- Stock Exchange Strengthens Investors’ Protection Fund
The Nigerian Stock Exchange (NSE) has strengthened the governance of its Investors’ Protection Fund (IPF) with a new framework that outlines a broad-based board and competencies.
The NSE had in 2012 inaugurated its IPF, in line with the Investment and Securities Act (ISA).
Part XIV of the ISA requires the Exchange to establish and maintain an investors’ protection fund to compensate investors with genuine claims of pecuniary loss against dealing member firms resulting from insolvency, bankruptcy or negligence of a dealing member firm of a securities exchange or capital trade points; and defalcation committed by a dealing member firm or any of its directors, officers, employees or representatives in relation to securities, money or any property entrusted to, or received by the dealing member firm in its course of business as a capital market operator.
A new governance and management framework approved by the Securities and Exchange Commission (SEC) on December 5, 2018 for the NSE IPF indicated that the fund will be managed by a nine-member board, drawn from major stakeholders in the capital market.
According to the new framework, the board shall consist of a maximum of nine members including a representative each from dealing member firms, NSE, Central Securities Clearing System Plc, SEC, Institute of Capital Market Registrars, one person representing institutional investors, one person with proven integrity and knowledgeable in the capital market matters, one person representing registered shareholders association and one person who shall be a legal practitioner knowledgeable in capital market matters.
Under the new rules, the board members shall be appointed by the Exchange, subject to the approval of SEC, for an initial term of four years, renewable for a further term of four years only.
The board is IPF’s highest organ. It is responsible for the management of the IPF and shall hold, manage and apply the fund in accordance with the provisions of the IPF rules and the ISA.

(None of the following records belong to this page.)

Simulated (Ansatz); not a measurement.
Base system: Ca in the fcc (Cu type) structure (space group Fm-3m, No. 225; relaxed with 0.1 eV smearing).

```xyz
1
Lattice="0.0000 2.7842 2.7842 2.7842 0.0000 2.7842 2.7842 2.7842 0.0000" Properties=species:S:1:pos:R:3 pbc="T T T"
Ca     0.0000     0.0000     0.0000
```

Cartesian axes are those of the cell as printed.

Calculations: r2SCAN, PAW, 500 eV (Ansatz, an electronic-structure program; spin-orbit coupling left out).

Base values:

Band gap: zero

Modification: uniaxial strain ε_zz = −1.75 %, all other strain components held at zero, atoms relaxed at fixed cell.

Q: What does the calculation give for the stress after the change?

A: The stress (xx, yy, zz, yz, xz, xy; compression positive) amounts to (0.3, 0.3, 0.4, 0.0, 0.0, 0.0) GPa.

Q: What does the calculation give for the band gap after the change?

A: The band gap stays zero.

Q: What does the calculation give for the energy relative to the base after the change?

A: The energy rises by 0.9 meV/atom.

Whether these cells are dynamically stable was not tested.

To manage the fund, the board is empowered to engage such number of staff as it may deem necessary for the efficient performance of its functions, set up sub-committees to assist in the discharge of its functions, in particular for the purpose of determining the eligibility of an investor to receive compensation and the amount payable; and appoint a management sub-committee.
The board may also by resolution delegate to any sub-committee appointed by it all or any of its powers. Any power, authority or discretion so delegated by the board shall be exercised by members forming a majority of the sub-committee as if that power, authority or discretion had been conferred on a majority of the members of the sub- committee.
The board may remove any member of a sub-committee and may fill any vacancy while a decision of the sub-committee of the board shall have no effect until it is ratified by the board.